THE VIRGINIAN-PILOT Copyright (c) 1994, Landmark Communications, Inc. DATE: Wednesday, November 2, 1994 TAG: 9411020426 SECTION: LOCAL PAGE: B1 EDITION: NORTH CAROLINA SOURCE: BY MASON PETERS, STAFF WRITER DATELINE: GOLDSBORO LENGTH: Medium: 65 lines
This year's 3rd District Congressional fight is in the best traditions of knock-down-drag-out Tar Heel politics.
Republican Sen. Jesse Helms plans to get there fustest with the mostest this week when he rides into enemy territory to help Walter B. Jones Jr.

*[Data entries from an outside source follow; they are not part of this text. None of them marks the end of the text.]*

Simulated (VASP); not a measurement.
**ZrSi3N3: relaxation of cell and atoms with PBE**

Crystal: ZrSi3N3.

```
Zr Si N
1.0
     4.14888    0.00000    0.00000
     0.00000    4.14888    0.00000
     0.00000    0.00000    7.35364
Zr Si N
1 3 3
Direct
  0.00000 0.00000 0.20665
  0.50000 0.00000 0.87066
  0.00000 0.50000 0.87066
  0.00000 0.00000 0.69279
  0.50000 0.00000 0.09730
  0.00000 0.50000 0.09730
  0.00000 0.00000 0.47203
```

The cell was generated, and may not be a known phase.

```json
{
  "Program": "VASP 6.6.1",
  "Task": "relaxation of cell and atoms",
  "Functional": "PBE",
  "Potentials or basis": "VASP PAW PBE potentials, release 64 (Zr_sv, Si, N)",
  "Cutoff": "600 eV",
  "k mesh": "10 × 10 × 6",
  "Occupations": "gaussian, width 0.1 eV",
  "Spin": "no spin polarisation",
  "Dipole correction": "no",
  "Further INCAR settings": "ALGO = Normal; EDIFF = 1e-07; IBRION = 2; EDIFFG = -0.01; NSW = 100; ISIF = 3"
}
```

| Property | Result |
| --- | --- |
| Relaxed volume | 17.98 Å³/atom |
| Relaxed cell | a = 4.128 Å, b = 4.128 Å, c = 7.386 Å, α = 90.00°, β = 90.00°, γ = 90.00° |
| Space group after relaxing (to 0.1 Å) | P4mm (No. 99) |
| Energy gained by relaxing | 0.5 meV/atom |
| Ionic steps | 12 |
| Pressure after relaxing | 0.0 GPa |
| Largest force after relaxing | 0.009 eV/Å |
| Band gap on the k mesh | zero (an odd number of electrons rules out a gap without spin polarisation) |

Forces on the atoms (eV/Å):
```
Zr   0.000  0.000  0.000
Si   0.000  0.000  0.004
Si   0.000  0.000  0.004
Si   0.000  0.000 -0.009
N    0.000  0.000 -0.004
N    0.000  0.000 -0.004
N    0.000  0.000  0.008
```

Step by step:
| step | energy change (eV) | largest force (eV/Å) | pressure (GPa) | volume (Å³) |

Jones, who enlisted only last year in the GOP, is running against incumbent U.S. Rep. H. Martin Lancaster, D-Goldsboro. For weeks, Lancaster has been counting on a final pre-election push from N.C. Gov. James B. Hunt Jr. at a huge Democratic rally in Elizabeth City on Thursday.
Instead, Lancaster and Hunt will find themselves outflanked by Helms in Goldsboro, Lancaster's hometown. The GOP conservative will arrive in Goldsboro at 11:30 a.m. Thursday to join Jones for a Republican rally at Wayne County Community College - more than four hours before the Democrats gather in Elizabeth City.
This rally is the second headline-grabbing campaign effort in two months that Helms has made for Jones.
``He's a fine, decent, bright young American, a Congressman that you'll be proud of. . . .'' Helms said of Jones in an announcement about Thursday's visit.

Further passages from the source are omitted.